Building Scalable Applications in .NET: Introducing the FatDB Distributed Computing Platform
Building modern, scalable applications can be a daunting task. Consumers expect high performance and rapid response times with “always available” access to their data. NetOps expects the application to be easy to configure, maintain, migrate and troubleshoot. The development team wants familiar paradigms, simple APIs, good tooling and to leverage existing staff and the legacy code base. Finally, businesses demand a competitive advantage: They want an application to be cost-effective, achieve quick time to market (TTM), and be able to rapidly adapt to evolving business strategies. In the past, it was almost guaranteed that an enterprise would sacrifice a great number of these needs in the race to deploy an application. Even today, it’s common to find many disparate technologies duct-taped together into a byzantine edifice that tends to be brittle, slow and overly complicated. The current explosion of new Cloud-, PaaS- and NoSQL-related technologies than can handle many of these shortcomings is no coincidence; the blunt reality is that “doing it right” and meeting the needs of stakeholders is hard and requires abandoning old patterns and adopting new ways of thinking.
The FatDB Solution
About six years ago, Wilshire Media, the sister company of FatCloud, built some of the largest streaming media Web properties at the time for companies like CBS Radio, AOL and Yahoo. The development of these applications shared nearly identical characteristics and challenges. We found that we were doing the same things over and over and the projects never seemed to get any easier. We needed to come up with a solution that would:
- Communicate between nodes in a flexible and fault tolerant way.

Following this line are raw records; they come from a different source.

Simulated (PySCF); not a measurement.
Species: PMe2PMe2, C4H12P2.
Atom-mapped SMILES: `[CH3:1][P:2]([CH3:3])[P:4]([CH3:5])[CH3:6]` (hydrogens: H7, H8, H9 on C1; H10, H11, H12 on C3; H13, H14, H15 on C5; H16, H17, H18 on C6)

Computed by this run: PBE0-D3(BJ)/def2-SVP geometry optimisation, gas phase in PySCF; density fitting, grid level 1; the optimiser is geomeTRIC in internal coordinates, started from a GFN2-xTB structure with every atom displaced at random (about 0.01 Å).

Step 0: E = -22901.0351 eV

- Store, retrieve and query data and files.
- Cache data.
- Parallelize and eliminate network latency wherever possible for extreme loads.
- Perform both synchronous and asynchronous multithreaded processing of frequently changing business logic.
- Add scale or reconfigure a cluster with absolute minimal downtime.
- Automate configuration, monitoring and maintenance of large clusters.
- Manage very aggressive time frames where TTM was paramount.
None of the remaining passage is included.